M ost Americans that I know have Chinese food written at the top of their list as a favorite weekend treat. Friends of mine love to compare notes to find out who prepares the best Chinese food and which places aren't fit to for human consumption.
Bill Ryan/The Gazette
Peking Palace owner King Chan (front) and chefs Zhao Lin (left) and Sonny Xzung display two popular meals, honey sesame chicken and jumbo shrimp with vegetables, at the Thurmont restaurant.
The Peking Palace in Thurmont falls somewhere in between.
Upon entering the restaurant, I immediately noticed that there weren't too many tables and looked around for yet another dining area, but there was none to be found. The tables were small and cramped and we only found out how tiny they were when we sat down at the booth in the corner where we began our adventure.

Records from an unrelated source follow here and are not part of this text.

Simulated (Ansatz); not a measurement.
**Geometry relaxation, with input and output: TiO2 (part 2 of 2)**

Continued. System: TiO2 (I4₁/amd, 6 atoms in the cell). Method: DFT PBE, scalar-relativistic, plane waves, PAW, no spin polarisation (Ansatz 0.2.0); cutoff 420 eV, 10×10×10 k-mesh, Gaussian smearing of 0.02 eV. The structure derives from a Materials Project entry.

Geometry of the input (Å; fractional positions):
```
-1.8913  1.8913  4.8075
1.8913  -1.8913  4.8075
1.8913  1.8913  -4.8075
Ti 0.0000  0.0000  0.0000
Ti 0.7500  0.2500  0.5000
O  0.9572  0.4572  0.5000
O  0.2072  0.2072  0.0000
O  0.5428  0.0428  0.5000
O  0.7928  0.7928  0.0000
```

Upon being seated, we were brought the standard tea, which was very good. As a tea drinker, I tend to be a bit picky about my tea drinking, and this tea was above average. Also placed on the table were a different kind of crunchy noodles that I've never seen anywhere. They were yellowish and triangle, reminding me of the tubular new snack, Torengos. They were odd, but with a little bit of added duck sauce, they were a good accompaniment to the tea.
While we were sipping tea and munching the crunchy noodles, our friendly waitress asked us if we had made up our mind about our meals and we had. I chose the shrimp with cashew nuts ($8.95). This seafood item bragged of baby shrimp sauteed with crispy chestnuts, broccoli stems, celery in brown sauce and, of course, cashews. My dining companion chose spicy Szechuan chicken ($6.75). This hot dish was chicken, celery, carrots sauteed in a very spicy and hot sauce. Both entrées were to be served over hot rice. As an appetizer, we ordered egg rolls, which are sold in pairs and are $2 for two.
Before we could bat an eyelash, our meals were in front of us. The table was very small, so we had to do some juggling of plates to fit everything, but it eventually fit after we removed some plates and stacked others. I wondered how our meals could have been freshly prepared in the time it took to get them to us and whether or not it was prepared back in the kitchen ahead of time or if the chef was just plain speedy.
My shrimp with cashews wasn't bad, but it also wasn't the best I've ever eaten either. The very small shrimp were a bit soggy and the celery was very crunchy but it was definitely edible and the flavoring was good. The shrimp seemed to be of the canned variety, although they could have very well been frozen. The cashews were large.
My dining companion's Szechuan chicken was hot. So hot that you break a sweat. Besides that, the flavoring was mediocre but when added to the white rice, it wasn't bad. Most of the food on the plate was eaten.
One of the chef's specialties is General Tso's chicken ($8.25), which is a very hot dish with chicken and a mysterious red sauce. It's one of my favorite dishes and I wish that I'd have ordered that. My dining companion said that he'd like to try the Peking style pork ($8.25). This meal is shredded pork with bamboo shoots and onions in a brown sauce served with four pancakes.
In my opinion, appetizers and soups are sometimes the best part of a Chinese meal. On the list of appetizers was shrimp toast ($2.20) and a pu pu platter which is barbecued spare ribs, cho cho beef, fried won tons, shrimp tempura and egg rolls ($7.95). Soups include the standard egg drop soup ($1.95/quart) and something that I have never seen before, San Shien soup ($3.35/quart). San Shien soup is shrimp, chicken and beef with vegetables.
There is a lunch time menu which are smaller portions of the dinner menu. Szechuan beef, which is similar to the Szechuan chicken ordered by my companion and is $4.75. Also for that price is shrimp egg foo young and beef with green peppers and onions.
On a scale from one to 10, with 10 being the best, I'd give Peking Palace about a six. It certainly was not the worst, but it is not a place that I'd crave. The service was excellent, but the food was very lack luster and not very unique. The tables were way too crowded and so close to one another that it was very easy to hear the conversation going on at the next table.
With a few changes in the dining area and the kitchen, the Peking Palace could be something special, but when it comes to the service, I wouldn't change a thing.